Detecting Points of Interest
Implementation
2.1 WordNet
WordNet is a lexical database containing words grouped into sets of cognitive synonyms ( also referred to as synsets ) each specifying an own concept. Those sets are then linked by means of conceptual-semantic and lexical relations. This way a sort of repository of common sense knowledge represented by a sort of hierarchy is created. Users can then find terms that underly the same semantic class as the term provided.
In our case, the WordNet database is used to make the implementation more independent from its field of application meaning that the actual GPS lookup for the POIs can be automated. The user only has to provide a certain term that defines his interest or an example of his interest and WordNet will provide other words that underly the same class and might also be interesting for the user.
2.2 The Engine
To understand the meaning of queries such as hiding place or restaurant, the engine uses the WordNet database to lookup hyponyms for the given term. For example, some hyponyms for hiding place are grave, holy place, overlook, top, solitude and hiding place. These terms are then used together with their environment (in this case Maastricht) to form a query in a search engine such as Google or Yahoo. For each coordinate term, a new query is created. Assuming that each query returns p results and q is the amount of WordNet coordinates, a total of p × q results have to be analyzed.
Since the POI environment in this project is restricted to a part of the inner city of Maastricht, the retrieval process could be speed up by using a database containing several streets of the inner city. When analyzing the results, a window can then be moved over the content looking for streetnames present in the database. To find more precise matches, streetnames in the content have to be followed by a (house)number, increasing the probability the result page is discussing a specific place related to our query term in the environment of Maastricht. Next, each streetname match is queried in a GPS search engine, resulting into GPS coordinates. These coordinates are then - if unique - added to the result list of POIs and finally stored in an XML file.
The restriction of Maastricht as environment can easily be solved by extending the analyse of webpages in such a way that locations are filtered out and stored locally. These locations can be detected by some algorithms which read the whole webpage and select candidate location terms which are then tested on their validity by performing a GPS query on them. Since any GPS engine uses a database containing locations (such as streets, city names, ...), it can be assumed only valid results will come out. When all webpages are analysed, most promising valid locations (eg the most occurring, or in a certain range of the query location) are then selected as POIs.

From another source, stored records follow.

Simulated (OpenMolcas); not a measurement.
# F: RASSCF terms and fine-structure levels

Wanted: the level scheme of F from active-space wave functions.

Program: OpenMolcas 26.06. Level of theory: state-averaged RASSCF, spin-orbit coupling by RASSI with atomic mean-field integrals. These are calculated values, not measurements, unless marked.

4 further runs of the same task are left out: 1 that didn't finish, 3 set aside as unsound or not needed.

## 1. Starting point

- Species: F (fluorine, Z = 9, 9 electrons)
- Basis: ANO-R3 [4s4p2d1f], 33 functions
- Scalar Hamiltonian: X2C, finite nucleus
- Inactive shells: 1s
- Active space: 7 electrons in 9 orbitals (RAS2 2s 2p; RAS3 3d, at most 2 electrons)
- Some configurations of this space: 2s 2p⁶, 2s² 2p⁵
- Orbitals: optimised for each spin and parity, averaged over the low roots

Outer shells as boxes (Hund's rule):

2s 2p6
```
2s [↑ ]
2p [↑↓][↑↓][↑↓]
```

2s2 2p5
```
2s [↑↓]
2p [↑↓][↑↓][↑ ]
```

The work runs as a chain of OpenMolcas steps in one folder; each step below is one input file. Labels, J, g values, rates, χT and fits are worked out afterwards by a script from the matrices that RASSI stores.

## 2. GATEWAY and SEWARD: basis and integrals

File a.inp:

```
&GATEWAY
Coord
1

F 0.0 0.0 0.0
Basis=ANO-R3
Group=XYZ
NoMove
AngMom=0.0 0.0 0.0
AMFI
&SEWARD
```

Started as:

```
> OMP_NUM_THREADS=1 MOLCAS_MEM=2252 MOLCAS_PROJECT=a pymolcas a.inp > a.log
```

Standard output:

Since most of the time of the retrieval process is consumed by connecting to the several webpages and reading the contents, and since Java only checks a timeout when connecting to a remote host (and not for DNS lookups before the connection is made), a module was written to validate each DNS of the search results before connecting to it. This prevents long waiting times for opening connections which actually don't exist.
In this implementation, Google's APIs were used to perform the search and GPS queries. However, since these APIs are focused on webapplications, some tricks were needed to allow their use:
- Sending a HTTP header to Google containing the query, the API key and some other encrypted and unencrypted information
- Catching the GET response of Google containing the query results
- Parsing the GET response and reading out the desirable information
Also, because in some cases, Google doesn't find appropriate results for GPS locations, the API of Yahoo was used. The benefit of this API is that it returns a GET response in XML format, which is easier to parse that Google's typical output.